What to do when there is so much to be done and you don’t know where, or how, to begin?
Why, you just shut down and hope it will all go away. What, you mean you don’t do that? hmmm
I’ve been bad. I let things get on top of me and ended up in that dizzying blur of frantic activity that looks remarkably like just sitting on the sofa doing nothing. I confess, it may have just been sitting on the sofa doing nothing. No, I was doing something. I was drinking wine. I’m actually quite good at that.
I stopped trying to write as a I had his books (accounts) to get organised and then … well, I just couldn’t seem to get going again. Kept promising myself, get this done, get that done and can spend the time I need to move my people on. Course then we had Christmas and New Year. Not that they mean much to me but they raise another set of things that we are expected to do/go along with and I’ve always let duty override my deep desire to have nothing to do with the excesses of the modern festival.
Anyway the year is passing. No writing done on ski holiday. Desperately trying to fill in the gaps at work (2 bodies down and looks like they ain’t being replaced) and generally just too shitty by the time I get home to think straight. Too tired to write, too tired to exercise, the spiral runs and runs with brief bursts of progress showing themselves a false dawn as useful as recent attempts at Spring in Britain. Weekends are made up of periods of better sleep, hours of wakefulness and a cosseting hypnagogic trance state in which the words come easily but never quite spill out to my hands. I have forgotten so much that I should have expressed.
At work I have retreated into a general silence that people have read as a bad mood. While some of it is down to bad mood (let’s just not go down the route of my colleagues) they don’t really understanding the effort it takes just to go in in the morning. I speak to my users, I look after them and make them promises to see their problems resolved. I don’t mind doing the thinking for users. It’s what I’m there for, and if they could do my job I would be out of one so they can pretty much be as stupid as they want as far as I am concerned.

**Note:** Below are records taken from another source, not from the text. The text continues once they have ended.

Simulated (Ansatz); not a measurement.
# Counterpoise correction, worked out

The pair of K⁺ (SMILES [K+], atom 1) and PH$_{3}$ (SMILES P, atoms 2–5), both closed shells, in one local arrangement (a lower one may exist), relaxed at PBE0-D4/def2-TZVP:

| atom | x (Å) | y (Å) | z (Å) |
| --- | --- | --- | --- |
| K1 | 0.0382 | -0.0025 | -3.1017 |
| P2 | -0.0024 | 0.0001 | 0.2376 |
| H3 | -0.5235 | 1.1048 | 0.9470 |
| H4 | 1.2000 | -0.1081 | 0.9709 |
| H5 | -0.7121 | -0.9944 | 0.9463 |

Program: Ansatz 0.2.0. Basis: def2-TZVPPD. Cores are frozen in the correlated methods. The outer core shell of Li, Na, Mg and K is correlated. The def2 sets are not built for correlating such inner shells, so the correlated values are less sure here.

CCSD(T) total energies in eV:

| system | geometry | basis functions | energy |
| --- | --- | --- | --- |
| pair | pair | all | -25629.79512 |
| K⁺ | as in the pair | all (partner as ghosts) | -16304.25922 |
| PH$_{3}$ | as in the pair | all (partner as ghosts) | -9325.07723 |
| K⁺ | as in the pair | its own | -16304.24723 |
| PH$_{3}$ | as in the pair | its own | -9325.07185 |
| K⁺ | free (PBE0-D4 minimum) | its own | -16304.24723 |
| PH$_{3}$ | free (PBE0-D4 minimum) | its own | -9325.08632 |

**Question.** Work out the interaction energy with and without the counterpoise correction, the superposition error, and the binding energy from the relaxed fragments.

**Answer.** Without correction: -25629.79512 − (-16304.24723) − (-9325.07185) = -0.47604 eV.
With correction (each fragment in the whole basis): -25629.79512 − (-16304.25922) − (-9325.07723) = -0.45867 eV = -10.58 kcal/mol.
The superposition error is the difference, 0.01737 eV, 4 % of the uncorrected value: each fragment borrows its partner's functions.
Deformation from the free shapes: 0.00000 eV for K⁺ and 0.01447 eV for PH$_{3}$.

In six weeks I have another holiday coming up. An unexpected one. It may be a week of unwinding and getting my head in order. It may be a week of white knuckles and bitten back words. Whichever way I expect there will be wine. I hope there will also be words but the more that blank page stares back at me the harder I find it to put one letter after another.
So, I will try (in bursts and twitches) to practice … to take a run up the foothills below my mountain of words and to see how it feels. Back to baby steps.
I want an end to excuses and to get back to being happier being me.